She bonded with Bandido Reaper over their mutual love for gardening. He would take boulders from construction sites where he worked to leave in Nicole’s garden in the middle of the night. She’d call out in delight, “Santa Reaper was here!” Reaper was haunted by the death of his son, who had been killed by a drunk driver at 15. He confided in Nicole. “I don’t like sleeping because when I close my eyes, I see my son getting hit by the car, flying through the air.” He turned to meth.
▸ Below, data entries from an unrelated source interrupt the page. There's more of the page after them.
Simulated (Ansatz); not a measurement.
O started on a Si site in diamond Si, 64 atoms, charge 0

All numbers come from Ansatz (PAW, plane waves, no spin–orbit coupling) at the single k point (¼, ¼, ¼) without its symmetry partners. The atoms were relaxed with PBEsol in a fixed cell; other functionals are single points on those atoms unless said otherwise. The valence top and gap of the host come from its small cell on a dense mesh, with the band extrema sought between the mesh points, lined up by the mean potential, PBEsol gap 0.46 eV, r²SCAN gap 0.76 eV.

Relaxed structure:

In her capacity as a lawyer, Nicole stepped up to represent one of the Bandidos in a bankruptcy case. Below her glamorous suits, she’d wear socks with kittens or rainbows on them to make the guards at security laugh when she had to take off her shoes. It was also symbolic: There was a different person, a freer one, underneath the polished exterior. Her defendant was known as Sundance and hadn’t worked a legit job for years. He was a gunrunner and drug dealer for the MC. But through the lens of Nicole’s growing infatuation for the MC, Sundance was a god, one of the Bandido old timers. Sundance knew Nicole collected decorative tins so when he visited he would bring one. Her favorite was a Frankenstein Tin that he had filled with chocolate.

At the hearing, the judge asked what Sundance had been doing for the last fifteen years. He looked over to Nicole, then back at the judge, answering: “I was Mister Mom!” The courtroom burst out laughing. Nicole took back control of the hearing. Her affection for her client was evident, and she was able to secure Sundance the best possible outcome. She was using her power to help the little guy stand up to a rigid system. It gave her a thrill.

Following the hearing, as Nicole left the courtroom, the judge shook her hand and, in an unusual moment, wished her luck in a tone that suggested he saw danger lurking in Sundance — and the Bandidos — that Nicole hadn’t yet wrapped her mind around.

Shane had a meteoric rise through the Bandido hierarchy, revealing other shades of the Bandido life to Nicole. Barbeques, parties, and motorcycle rallies monopolized their free time, taking them to South Dakota and Red River in New Mexico. Nicole found the sight breathtaking — hundreds of bikes, two by two, filling the highways. She heard about the rules of how the Bandidos’ companions, their Old Ladies, should act: Never speak until spoken to. Never step out of line. Never be disrespectful to the men.

The headstrong, talkative, confident professional woman had a hard time imagining these dictates applying to her. Shane treated her better than the other brothers treated their women, and she felt grateful. He gave Nicole her own Bandido patch on a black leather vest; this meant she was officially Property of Bandido Shane. Her friend Diana McPhee was struck when she first saw Nicole wear it. “That floored me. Property of who?” Diana recalls asking herself. But Nicole felt proud to wear it.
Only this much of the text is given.